ALL THE PRETTY HORSES review

I finally saw this film a couple of days ago. Saturday to be precise. The day started at an hour, far earlier than normal for me... I had an appointment with couple of hundred kids at a screening of my Saturday Morning Fun Club. So, with 2 hours of sleep under my eyelids, I crawled out of bed... got ready and went to the Alamo Drafthouse to introduce.... INFRAMAN!

I introduce the film, teach the kids to do the INFRAMAN salute/transformation thing, and got them all fired up for the movie, and then delighted in listening to the little tykes spaz out during INFRAMAN... It fired me up something fierce. There is literally nothing like watching a childhood favorite film with a room full of kids that are watching it exactly like you did 24 years before... Wow, 24 years ago... nearly a quarter of a century.

As I let that passage of time weigh upon my immortal soul, I grabbed some nice lunch with my father... came home to answer some correspondances and decide what movie to see...

I was exhausted, but Dad wanted to see a movie, so I figured... what the hay?!?!?!

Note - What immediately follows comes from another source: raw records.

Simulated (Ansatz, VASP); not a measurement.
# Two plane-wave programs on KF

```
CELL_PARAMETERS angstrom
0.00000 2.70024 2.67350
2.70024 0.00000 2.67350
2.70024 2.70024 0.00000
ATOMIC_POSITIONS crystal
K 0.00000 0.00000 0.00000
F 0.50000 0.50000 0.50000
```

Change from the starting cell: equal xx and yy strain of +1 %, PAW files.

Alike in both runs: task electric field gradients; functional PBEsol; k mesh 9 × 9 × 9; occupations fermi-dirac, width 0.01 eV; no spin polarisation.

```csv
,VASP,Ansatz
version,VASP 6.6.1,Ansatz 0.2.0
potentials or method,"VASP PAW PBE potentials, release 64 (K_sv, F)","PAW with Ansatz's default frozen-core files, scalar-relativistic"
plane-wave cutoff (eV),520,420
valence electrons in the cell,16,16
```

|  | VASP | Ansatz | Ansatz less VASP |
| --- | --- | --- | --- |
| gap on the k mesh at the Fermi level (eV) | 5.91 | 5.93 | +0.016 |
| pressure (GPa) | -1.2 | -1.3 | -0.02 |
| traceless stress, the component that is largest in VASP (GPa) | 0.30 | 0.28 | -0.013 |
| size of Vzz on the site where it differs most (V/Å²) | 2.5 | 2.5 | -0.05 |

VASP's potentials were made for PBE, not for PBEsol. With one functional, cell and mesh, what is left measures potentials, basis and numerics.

I picked ALL THE PRETTY HORSES, a movie that has been in the can for quite some time awaiting release. A movie that Sony decided to basically throw its hands up over and let Miramax handle its release. They had a test screening of ALL THE PRETTY HORSES here in Austin back in like... early summer or so, and several AICN-ers and folks I know saw the film... Most of them were sort of lukewarm on the movie, and would never write a review as they didn't know what to say. This really ticked me off.

We get to the theater.... because of the Holidays there is a long long line of people, I decide to hit the lobby and use the credit card ticket machine, which apparently nobody knows exists, but is a splendid and wondrous invention worthy of a Nobel Peace Prize.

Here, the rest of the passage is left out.